Paymob, the Egyptian fintech startup, has raised $50 million funding led by PayPal Ventures, Kora Capital, and Clay Point.

The round was joined by new investors including Helios Digital Ventures, British International Investment (formerly the CDC Group), Nclude, and three Egyptian banks. Existing investors from its $18.5 million Series A last April — A15, FMO, and Global Ventures strengthened their commitment.

The new funding takes Paymob’s total funding since inception to $68.5 million.

Founded in 2015 by Alain El Hajj, Islam Shawky and Mostafa Menessy , Paymob is a digital payments enabler for emerging markets helping small and large enterprises accept payments online and in-store.

The different payment options for businesses include bank cards, mobile wallets, QR payments, bank cards’ installments, BNPL, and consumer finance payment options. Paymob also has a POS solution for offline merchants where they can receive in-store card payments.

Commenting CEO Shawky says: “Our mission is that we want to help the merchants grow. So together we offer merchants, whether an SME or an international brand, the ability to accept all those payment methods and thus, increasing the probability and enhancing the probability for them to purchase and hopefully grow the revenue.”

Last year, Paymob had over 35,000 local and international merchants using its payment gateways like Swvl, LG, Breadfast, and Homzmart. This merchant number, which now includes the likes of Vodafone, LG, Virgin, Chalhoub Group, and Decathlon, has tripled to over 100,000.

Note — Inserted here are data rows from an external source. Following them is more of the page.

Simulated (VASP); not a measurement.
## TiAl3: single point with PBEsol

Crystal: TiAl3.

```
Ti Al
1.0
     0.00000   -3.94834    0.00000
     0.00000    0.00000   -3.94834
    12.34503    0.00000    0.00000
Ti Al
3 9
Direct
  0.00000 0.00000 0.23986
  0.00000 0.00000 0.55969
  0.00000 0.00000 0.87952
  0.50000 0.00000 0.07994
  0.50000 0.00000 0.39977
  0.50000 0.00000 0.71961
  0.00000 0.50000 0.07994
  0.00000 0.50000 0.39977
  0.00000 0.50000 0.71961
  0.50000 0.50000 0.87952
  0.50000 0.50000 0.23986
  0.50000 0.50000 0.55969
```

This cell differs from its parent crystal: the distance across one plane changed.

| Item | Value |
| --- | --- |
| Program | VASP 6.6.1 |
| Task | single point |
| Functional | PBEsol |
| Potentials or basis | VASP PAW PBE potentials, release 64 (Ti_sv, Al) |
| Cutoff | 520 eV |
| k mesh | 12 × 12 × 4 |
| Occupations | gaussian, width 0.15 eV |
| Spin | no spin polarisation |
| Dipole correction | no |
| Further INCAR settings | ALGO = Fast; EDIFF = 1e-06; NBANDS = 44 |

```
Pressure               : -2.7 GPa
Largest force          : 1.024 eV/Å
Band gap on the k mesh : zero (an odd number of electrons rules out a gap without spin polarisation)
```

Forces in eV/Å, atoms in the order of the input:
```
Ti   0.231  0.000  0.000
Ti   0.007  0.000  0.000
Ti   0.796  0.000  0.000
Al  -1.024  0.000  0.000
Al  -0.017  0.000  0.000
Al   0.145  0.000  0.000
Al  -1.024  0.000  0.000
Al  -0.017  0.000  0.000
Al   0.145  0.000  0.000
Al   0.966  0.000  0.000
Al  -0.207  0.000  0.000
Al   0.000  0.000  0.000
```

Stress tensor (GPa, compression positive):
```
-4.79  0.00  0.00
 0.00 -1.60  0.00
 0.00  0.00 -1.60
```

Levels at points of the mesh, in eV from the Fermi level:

“Paymob shares our mission and ambition of advancing digital payments adoption – it has made impressive strides in supporting the growth and success of underserved SMBs,” said Ashish Aggarwal, the director at co-lead investor PayPal Ventures, in a statement.

According to Nitin Saigal, the Kora Management founder, Paymob is “innovating at scale in the offline merchant acquiring and online payment gateway space as Egypt and the Middle East transition from being primarily cash-led to a digital heavy mode of transacting.”